Kulture Vulturez: Did that lead you into becoming involved in multiple aspects of music, like production and rapping?
Josh Sallee: I started out just rapping. Since then, I’ve learned to edit videos, mix and master records, produce, make my artwork, you know. Not only because I just enjoy like the craft of things and art, but I wanted to learn how to become self-sufficient because I was just waiting on people. Not only was I spending in my money, but I’m f**ing waiting on this mix for three weeks or a month.
I can’t do this shit anymore. I can figure out how to do this. I would just obsess and dive into some program. Spend two months on YouTube university. Then eventually, just kept practicing, kept putting those hours in. It was like something I had to do. It was costing me too much money. I was also paying people and waiting on people who I felt like weren’t as advanced. They had just gone in and kind of done that same thing where they just was learning it and working. So I said, Well, I’ll just do the same thing.

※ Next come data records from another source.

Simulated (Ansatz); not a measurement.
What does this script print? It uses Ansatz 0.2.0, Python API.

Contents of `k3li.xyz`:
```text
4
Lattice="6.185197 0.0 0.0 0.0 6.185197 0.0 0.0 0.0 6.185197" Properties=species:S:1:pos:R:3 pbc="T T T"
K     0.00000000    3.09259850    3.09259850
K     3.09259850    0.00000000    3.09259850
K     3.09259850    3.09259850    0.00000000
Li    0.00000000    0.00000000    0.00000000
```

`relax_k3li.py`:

Kulture Vulturez: Breakdown how you have your music placed on various platforms, like MTV, the NHL, etc.?
Josh Sallee: We’ve had some success. I had the MTV stuff, and then some sports stuff with the Minnesota Vikings. The cool thing about all my placements is they’ve been very organic, as far as somebody just finding the record and then reaching out and wanting to use it. We haven’t actually had to do a whole lot of sync pitching.
Now, that I’m with Timbaland and their Beatclub, it’s just changed as far as the production tip. I just landed four records with Red Bull, it’s a five figure payment. Those were kind of organic. Now I’m trying to really focus on the next thing, like developing a sync side of our record label because there’s just such good money in it, one placement will fund a whole whole album.
Kulture Vulturez: What do you feel like that tells you about yourself with so many people and big brands reaching out?
Josh Sallee: I think that my music, I don’t even want to say cinematic, but it’s many times uplifting. A lot of my production is using live drum sounds and things like that. It kind of caters to a cinematic approach. Then one of the songs, is my biggest song. I think it just speaks to how good the record is, and that’s the one that’s got placed the most. It’s just interesting that the biggest song I have is also the one that’s been placed the most. I think that just speaks to putting out quality records and just focusing on consistency. I think that good music is kind of a game of probability and numbers where you just got to keep throwing that shit out there until something catches.
Kulture Vulturez: How did you linked with Timbaland and his BeatClub?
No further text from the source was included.